For Ethernet, RAM inside the W5200 ethernet chip is involved.
On a related note, I found something peculiar about this too. I'm using the W5100 for this particular project, which should have 8Kb of TX/RX buffer. However when sending the ~1,2kB string at once (through client.print()) made the Wiznet drop the last 1/3th of it. Client.print() statements after that (e.g. some HTTP stuff) weren't dropped. Client.write(), which I thought should send the string a little bit slower resulted in the same problem. I then split up the string in two, that seemed to work.
 
However when sending the ~1,2kB string at once (through client.print()) made the Wiznet drop the last 1/3th of it. Client.print() statements after that (e.g. some HTTP stuff) weren't dropped. Client.write(), which I thought should send the string a little bit slower resulted in the same problem.

It's probably a bug in the Ethernet library... maybe even a long-standing problem few if any people have ever encountered, since normal Arduino boards are based on smaller AVR chips.
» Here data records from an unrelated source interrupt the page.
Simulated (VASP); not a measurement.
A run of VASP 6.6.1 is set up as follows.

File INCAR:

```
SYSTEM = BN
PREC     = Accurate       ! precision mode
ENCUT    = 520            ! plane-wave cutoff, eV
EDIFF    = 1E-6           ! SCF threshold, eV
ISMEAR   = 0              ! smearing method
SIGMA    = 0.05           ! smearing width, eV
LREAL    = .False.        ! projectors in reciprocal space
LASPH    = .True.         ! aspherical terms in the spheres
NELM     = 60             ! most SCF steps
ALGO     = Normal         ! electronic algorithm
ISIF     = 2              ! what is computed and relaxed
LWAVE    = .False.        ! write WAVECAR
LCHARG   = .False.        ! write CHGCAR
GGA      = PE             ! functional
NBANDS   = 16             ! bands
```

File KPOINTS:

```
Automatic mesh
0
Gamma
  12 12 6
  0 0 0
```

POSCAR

Please start a new thread in the Suggesting & Bug Reports section. Remember the "forum rule", a complete program demonstrating the problem is required. Some info about what to run on the other side is also needed for the problem to be reproducible.

I probably can't tear into the Ethernet library right away... but if you're willing to post a reproducible test case, I'll put this on my list of bugs to investigate and fix.
 
Note, a standard ethernet frame can only send at most 1,500 bytes in a frame, and sometimes between two hosts, it is smaller than that. I would imagine somebody is not properly handling fragmented packets. I know in the past, I would at times need to tune mtu sizes manually if I was getting too much disconnnects (http://en.wikipedia.org/wiki/Maximum_transmission_unit). Now, this was in a hosted environment where you could use commands to change the parameters. Perhaps you just need to send smaller amounts of data.
 
This might be MTU related, but since more Arduino projects deal with such small data on such low-power chips, I'd suspect it's a simple Ethernet library bug in a seldom-used case.
 
It's probably a bug in the Ethernet library... maybe even a long-standing problem few if any people have ever encountered, since normal Arduino boards are based on smaller AVR chips.

Please start a new thread in the Suggesting & Bug Reports section. Remember the "forum rule", a complete program demonstrating the problem is required. Some info about what to run on the other side is also needed for the problem to be reproducible.

I probably can't tear into the Ethernet library right away... but if you're willing to post a reproducible test case, I'll put this on my list of bugs to investigate and fix.
Thanks, I'll do that. I have a lot of rather complex projects relying on the standard Ethernet library and I can say it contains a lot of quirks. Especially the stability after long uptimes can be problematic. It's like the SPI communication sometimes hangs: the led on the SPI clock pin stays on and the Teensy isn't responding anymore, only a power cycle can get things going again.

Note, a standard ethernet frame can only send at most 1,500 bytes in a frame, and sometimes between two hosts, it is smaller than that. I would imagine somebody is not properly handling fragmented packets. I know in the past, I would at times need to tune mtu sizes manually if I was getting too much disconnnects (http://en.wikipedia.org/wiki/Maximum_transmission_unit). Now, this was in a hosted environment where you could use commands to change the parameters. Perhaps you just need to send smaller amounts of data.
But why did it send the client.print() statements after that then? Shouldn't the W5100 be able to split up the data into chunks that fit the MTU size configured on my router?